On May 31, 2011, the Chicago Board Options Exchange, Incorporated (“Exchange” or “CBOE”) filed with the Securities and Exchange Commission (the “Commission”), pursuant to Section 19(b)(1) of the Securities Exchange Act of 1934 (the “Act”),[1] and Rule 19b-4 thereunder,[2] a proposed rule change to list and trade cash-settled options that overlie the ordinary cash Start Printed Page 47281dividends paid by an issuer over an annual, semi-annual, or quarterly “accrual period.” The proposed rule change was published for comment in the Federal Register on June 17, 2011.[3] The Commission received no comments on the proposal. This order approves the proposed rule change.

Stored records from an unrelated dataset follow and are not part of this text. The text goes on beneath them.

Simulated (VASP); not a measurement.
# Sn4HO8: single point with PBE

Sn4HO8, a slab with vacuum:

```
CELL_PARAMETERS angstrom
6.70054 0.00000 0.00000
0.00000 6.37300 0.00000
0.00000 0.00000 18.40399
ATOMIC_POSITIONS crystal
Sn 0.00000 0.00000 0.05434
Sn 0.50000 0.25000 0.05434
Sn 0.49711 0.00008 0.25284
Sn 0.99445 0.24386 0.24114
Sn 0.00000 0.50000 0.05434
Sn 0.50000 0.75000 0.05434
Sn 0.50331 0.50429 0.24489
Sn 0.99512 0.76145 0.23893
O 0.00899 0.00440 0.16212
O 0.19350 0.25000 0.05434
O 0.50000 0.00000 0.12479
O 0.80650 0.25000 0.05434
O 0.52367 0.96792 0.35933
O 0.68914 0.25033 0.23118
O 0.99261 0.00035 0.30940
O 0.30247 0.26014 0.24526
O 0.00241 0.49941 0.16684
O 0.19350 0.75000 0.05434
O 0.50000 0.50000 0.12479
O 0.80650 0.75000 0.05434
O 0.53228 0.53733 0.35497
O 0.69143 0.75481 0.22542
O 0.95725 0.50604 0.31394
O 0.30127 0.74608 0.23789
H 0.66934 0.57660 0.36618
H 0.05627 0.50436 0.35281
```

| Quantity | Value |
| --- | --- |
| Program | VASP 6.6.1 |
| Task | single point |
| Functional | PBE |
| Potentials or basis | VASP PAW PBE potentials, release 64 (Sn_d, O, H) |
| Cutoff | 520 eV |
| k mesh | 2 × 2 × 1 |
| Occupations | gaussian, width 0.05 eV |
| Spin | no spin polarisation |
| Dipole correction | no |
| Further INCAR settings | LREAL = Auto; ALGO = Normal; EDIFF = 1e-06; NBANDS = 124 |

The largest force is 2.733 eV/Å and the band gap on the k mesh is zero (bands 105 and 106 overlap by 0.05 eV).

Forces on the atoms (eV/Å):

I. Description of Proposal

CBOE proposes to list and trade cash-settled, P.M.-settled, European-style exercise options that overlie the ordinary cash dividends paid by an issuer (“SSDO”) over an annual accrual period. CBOE also may list series of SSDOs with an accrual period of less than a year, but in no event less than one quarter of a year.

Product Design

Each SSDO represents the accumulated ordinary dividend amounts paid by a specific issuer over a specified accrual period.[4] Each annual accrual period will run from the business day after the third Friday of December through the third Friday of the following December. For an SSDO with an accrual period of less than a year, the accrual period runs from the business day after the third Friday of the month beginning the accrual period through the third Friday of the month ending the accrual period.[5]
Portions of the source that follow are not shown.